It's possible to mix and match calls to spc_cipherq_encrypt( ) and spc_cipherq_decrypt( ) using a single context. However, if you want to use this API in this manner, do so only if the communicating parties send messages in lockstep. If parties can communicate asynchronously (that is, without taking turns), there is the possibility for a race condition in which the SPC_CIPHERQ states on each side of the communication get out of sync, which will needlessly cause decryption operations to fail.

If you need to perform asynchronous communication with an infrastructure like this, you could use two SPC_CIPHERQ instances, one where the client encrypts messages for the server to decrypt, and another where the server encrypts messages for the client to decrypt.

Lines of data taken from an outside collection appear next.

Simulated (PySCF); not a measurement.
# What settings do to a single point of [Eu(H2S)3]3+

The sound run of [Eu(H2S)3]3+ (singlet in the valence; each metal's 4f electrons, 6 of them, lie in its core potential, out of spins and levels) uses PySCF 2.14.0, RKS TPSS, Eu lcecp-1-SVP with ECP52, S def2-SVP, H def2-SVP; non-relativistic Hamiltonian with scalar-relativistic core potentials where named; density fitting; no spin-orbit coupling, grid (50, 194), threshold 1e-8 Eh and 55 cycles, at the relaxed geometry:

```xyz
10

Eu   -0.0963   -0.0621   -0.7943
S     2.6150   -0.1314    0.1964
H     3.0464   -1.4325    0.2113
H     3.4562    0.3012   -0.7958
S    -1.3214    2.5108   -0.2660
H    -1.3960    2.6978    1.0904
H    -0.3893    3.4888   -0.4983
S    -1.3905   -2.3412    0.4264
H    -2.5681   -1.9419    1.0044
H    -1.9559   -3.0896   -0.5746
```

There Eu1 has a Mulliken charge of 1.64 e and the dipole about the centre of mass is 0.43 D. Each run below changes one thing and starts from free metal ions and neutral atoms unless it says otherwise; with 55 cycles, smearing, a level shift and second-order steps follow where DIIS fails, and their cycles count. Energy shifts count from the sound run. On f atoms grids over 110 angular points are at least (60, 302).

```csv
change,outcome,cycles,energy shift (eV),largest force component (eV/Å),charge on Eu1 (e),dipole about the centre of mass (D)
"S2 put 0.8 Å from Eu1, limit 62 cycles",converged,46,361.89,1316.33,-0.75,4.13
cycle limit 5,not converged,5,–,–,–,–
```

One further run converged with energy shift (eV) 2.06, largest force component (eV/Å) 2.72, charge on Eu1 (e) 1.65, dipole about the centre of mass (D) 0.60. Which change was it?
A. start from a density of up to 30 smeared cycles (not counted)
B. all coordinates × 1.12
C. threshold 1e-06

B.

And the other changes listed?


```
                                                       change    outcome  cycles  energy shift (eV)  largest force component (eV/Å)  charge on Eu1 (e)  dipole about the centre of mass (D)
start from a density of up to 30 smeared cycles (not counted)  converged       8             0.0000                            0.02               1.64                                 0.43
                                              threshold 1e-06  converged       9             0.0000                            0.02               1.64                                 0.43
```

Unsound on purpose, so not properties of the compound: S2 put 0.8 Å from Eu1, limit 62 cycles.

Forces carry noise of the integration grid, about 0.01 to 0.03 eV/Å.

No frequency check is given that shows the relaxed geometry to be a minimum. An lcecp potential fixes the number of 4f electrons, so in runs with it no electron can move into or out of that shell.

The choice you need to make is whether each SPC_CIPHERQ object should be keyed separately or should share the same key. Sharing the same key is possible, as long as you ensure that the same {key, nonce} pair is never reused. The way to do this is to manage two sets of nonces that can never collide. Generally, you do this by setting the high bit of the nonce buffer to 1 in one context and 0 in another context.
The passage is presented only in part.